While you may be insured to drive your car, what happens if you're driving someone else's? The issue comes up quite frequently, whether you lend your car to a friend for the day or borrow a car to get to work. While it is perfectly legal to drive another car, whether or not you are insured is a different matter.
State laws regarding minimum required insurance differ, but looking at comprehensive auto insurance in general, the rule is as such: Insurance follows the car, not the driver, according to the Claims Journal.
While every case is different, the industry standard is that if you lend your car to someone, you are also lending your car insurance for the time being. It doesn't matter who is driving the car, just the fact that the car itself is insured. This means that if you get in a wreck while driving a friend's car, then your friend's insurance will pay for it.
There are other instances where the insurance question becomes harder to determine. For example, if your friend's insurance policy has limits, then what happens if the damages are greater than the policy limits?
If a limit is reached, then the remaining costs will fall to you and your insurance. Your insurance will be used as a secondary source of coverage, according to Esurance. If you do not have insurance, then you or your friend will have to pay the costs out of your own pockets.
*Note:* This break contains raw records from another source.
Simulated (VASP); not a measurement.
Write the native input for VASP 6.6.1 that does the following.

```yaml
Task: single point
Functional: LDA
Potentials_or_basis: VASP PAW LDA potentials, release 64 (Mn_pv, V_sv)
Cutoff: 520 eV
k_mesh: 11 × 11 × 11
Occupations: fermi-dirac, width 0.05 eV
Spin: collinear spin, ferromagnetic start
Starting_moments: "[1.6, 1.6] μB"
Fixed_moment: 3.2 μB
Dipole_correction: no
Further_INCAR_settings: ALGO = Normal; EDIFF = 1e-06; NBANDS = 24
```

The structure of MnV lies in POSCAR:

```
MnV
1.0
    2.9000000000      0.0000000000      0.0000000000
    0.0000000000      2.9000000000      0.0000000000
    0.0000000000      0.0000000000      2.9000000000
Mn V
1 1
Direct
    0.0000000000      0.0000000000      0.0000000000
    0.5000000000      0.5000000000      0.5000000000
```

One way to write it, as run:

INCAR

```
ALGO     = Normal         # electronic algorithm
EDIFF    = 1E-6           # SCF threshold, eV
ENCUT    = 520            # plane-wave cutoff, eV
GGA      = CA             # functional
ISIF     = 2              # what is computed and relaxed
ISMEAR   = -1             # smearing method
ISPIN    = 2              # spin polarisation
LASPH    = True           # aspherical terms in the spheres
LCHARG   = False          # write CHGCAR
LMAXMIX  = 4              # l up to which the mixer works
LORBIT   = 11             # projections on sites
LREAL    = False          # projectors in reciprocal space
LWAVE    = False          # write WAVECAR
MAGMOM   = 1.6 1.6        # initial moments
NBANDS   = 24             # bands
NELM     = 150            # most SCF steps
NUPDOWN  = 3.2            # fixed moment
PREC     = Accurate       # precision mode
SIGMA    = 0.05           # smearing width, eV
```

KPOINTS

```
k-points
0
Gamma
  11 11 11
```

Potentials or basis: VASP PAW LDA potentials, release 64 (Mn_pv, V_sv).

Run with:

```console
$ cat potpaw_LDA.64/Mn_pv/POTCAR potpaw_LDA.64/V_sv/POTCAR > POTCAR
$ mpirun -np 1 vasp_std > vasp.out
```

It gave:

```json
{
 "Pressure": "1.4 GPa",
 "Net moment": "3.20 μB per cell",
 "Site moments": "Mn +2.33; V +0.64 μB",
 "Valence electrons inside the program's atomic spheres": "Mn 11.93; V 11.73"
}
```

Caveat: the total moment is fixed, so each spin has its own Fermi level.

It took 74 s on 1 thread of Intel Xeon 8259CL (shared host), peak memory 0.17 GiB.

It is important to check with your insurance company to see who and what is actually covered if you intend to loan your car or to drive a borrowed one. In the event of a severe accident, damages and expenses will have to be paid for somehow. If you fall through the cracks and don't have the proper insurance, then you could be left footing the bill. Also, any accidents that involve your car will likely increase your auto insurance rates - even if you were not the one driving.